The first line of the code above actually allocated the three fields on the stack, Pointer to the data, size of the data, and the capacity of the data.

The second line of the code above actually allocated the three fields on the heap, Pointer to the data, size of the data, and the capacity of the data. And we uses a pointer to access the object.

Values Allocated in Rust without Smart Pointer were all like the first line of the code above. Which is, All fields allocated on the stack.

Smart pointer is like the Vector above(actually vector is a smart pointer), it allocates the fields on the stack, including a pointer to the actual object.

Fixed size?

Actually, a class defination determined that class is also fixed size, just like the struct.

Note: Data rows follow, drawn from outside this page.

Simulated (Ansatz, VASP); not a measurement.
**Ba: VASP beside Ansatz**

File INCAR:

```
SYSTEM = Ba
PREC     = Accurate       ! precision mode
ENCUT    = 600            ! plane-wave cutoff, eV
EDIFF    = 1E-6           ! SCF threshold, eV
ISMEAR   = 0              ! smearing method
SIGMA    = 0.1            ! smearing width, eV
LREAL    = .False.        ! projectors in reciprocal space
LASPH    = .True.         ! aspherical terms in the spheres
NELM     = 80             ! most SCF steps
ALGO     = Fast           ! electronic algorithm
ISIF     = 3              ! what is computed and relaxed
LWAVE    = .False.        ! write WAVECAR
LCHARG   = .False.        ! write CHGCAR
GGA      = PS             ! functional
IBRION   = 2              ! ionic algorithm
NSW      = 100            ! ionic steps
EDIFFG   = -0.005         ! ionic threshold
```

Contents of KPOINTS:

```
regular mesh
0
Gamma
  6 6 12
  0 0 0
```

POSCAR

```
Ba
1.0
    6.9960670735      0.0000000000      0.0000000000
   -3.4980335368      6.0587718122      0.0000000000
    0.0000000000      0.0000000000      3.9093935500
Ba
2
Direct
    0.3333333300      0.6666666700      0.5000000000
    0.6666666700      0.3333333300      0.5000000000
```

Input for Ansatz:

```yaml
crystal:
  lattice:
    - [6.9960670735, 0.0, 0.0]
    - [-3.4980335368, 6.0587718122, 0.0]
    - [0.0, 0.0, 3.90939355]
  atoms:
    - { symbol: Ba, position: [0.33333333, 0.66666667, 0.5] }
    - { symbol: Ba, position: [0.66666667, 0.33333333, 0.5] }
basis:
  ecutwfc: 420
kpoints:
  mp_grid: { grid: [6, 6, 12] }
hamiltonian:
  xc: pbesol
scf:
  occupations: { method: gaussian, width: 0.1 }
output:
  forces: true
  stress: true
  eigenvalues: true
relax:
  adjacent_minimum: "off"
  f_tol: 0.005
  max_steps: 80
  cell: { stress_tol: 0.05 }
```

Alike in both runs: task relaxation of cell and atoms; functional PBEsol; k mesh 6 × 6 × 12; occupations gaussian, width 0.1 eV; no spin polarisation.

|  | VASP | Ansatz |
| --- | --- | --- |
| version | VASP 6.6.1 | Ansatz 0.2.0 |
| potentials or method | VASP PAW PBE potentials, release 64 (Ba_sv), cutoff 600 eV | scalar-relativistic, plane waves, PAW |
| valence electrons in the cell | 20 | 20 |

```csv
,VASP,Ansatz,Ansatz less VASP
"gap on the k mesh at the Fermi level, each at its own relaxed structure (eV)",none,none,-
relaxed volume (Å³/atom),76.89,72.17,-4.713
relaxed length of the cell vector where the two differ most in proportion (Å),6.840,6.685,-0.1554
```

But class has a special feature: Polymorphism.

That’s is, when you reference an class object, it may not be the exactly the type, but a derived type. And derived type may have more fields than the base type. Which means the size of the object is not fixed.

Struct and Class

Struct instance were allocated on the stack by default, and class instance were allocated on the heap by default.

Since the struct is allocated on the stack, we Call it Value Type. Value means we are not accessing it by a pointer, reference or something like that. But directly, we can touch it.

Why I declared the Vector as a struct?

Simply because C++ allows you allocate a class instance on the stack. And I don’t want to make things confusing for people uses other languages.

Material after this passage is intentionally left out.